Casey Tibbs, rodeo champion.

What I remember: Being little, 4 or 5, standing on the front porch of our stucco & brick house at 1503 S. Summit Ave in Sioux Falls, & watching a parade go by, featuring Casey Tibbs, my mother in her early 30s sighing in such a way that I understood she had a crush on him.

The truth: probably none of this, except that he was handsome. Why would there have been a parade on our street? And Tibbs was from South Dakota, so he likely passed through town regularly. Maybe we saw him once at the airport?

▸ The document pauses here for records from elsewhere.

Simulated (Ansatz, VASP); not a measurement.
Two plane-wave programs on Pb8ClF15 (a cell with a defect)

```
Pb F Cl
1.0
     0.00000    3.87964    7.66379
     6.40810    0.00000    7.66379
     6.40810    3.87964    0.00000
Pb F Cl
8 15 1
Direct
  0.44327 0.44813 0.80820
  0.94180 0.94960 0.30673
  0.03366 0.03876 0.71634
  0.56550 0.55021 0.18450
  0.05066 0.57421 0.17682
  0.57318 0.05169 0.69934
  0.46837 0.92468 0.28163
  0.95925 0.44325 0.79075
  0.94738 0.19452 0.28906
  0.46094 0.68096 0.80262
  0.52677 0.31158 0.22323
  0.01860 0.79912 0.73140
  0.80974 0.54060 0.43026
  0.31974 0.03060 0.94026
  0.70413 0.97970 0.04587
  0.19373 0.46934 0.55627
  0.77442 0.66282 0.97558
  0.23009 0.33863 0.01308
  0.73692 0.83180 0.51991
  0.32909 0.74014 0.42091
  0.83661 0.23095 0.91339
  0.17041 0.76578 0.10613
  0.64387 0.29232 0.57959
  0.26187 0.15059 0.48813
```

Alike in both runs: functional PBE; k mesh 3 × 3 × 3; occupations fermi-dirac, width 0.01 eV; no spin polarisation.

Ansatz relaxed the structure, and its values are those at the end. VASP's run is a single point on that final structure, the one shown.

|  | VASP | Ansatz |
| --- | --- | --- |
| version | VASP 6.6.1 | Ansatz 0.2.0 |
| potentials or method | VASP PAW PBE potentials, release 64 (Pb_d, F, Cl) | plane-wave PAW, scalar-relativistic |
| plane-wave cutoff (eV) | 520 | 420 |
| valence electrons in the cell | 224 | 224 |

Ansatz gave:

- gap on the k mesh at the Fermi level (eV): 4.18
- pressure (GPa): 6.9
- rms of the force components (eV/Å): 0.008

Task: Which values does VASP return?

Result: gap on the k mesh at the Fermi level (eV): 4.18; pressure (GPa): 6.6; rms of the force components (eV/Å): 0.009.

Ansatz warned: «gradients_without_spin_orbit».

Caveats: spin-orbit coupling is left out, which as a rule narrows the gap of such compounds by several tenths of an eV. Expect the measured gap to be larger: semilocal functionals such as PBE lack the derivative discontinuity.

Here's more: He was born in 1929, 50 miles northwest of Fort Pierre, South Dakota, in a log cabin on the family homestead on the Cheyenne River. He won six world saddle bronco riding championships in the Professional Rodeo Cowboys Association, a record. He won the association's all-around cowboy title twice and also won one bareback bronco riding championship. For many years, Tibbs wrote a syndicated newspaper column, "Let'er Buck," for Rodeo Sports News. He also did stunt work in television and the movies.


From his website: "Casey has been described as being to rodeo what Babe Ruth and Lou Gehrig were to baseball, what Jack Dempsey and Muhammad Ali were to boxing and what Red Grange was to football." More soberly, the NYT obituary wrote: "Because of his flamboyant personal style, which included purple Cadillacs and a flashy wardrobe, Mr. Tibbs was often credited with bringing professional rodeo to national attention."

He died in 1990 and is buried in Fort Pierre, home of the Casey Tibbs Rodeo Center.

P.s.: My mother says in fact she didn't like him because she once saw his (very beautiful) wife crying at the airport & her mother saying, Don't worry, he won't do it in public. But maybe he did something at Augustana & we did see him on Summit, she added, although a parade was more likely on Phillips.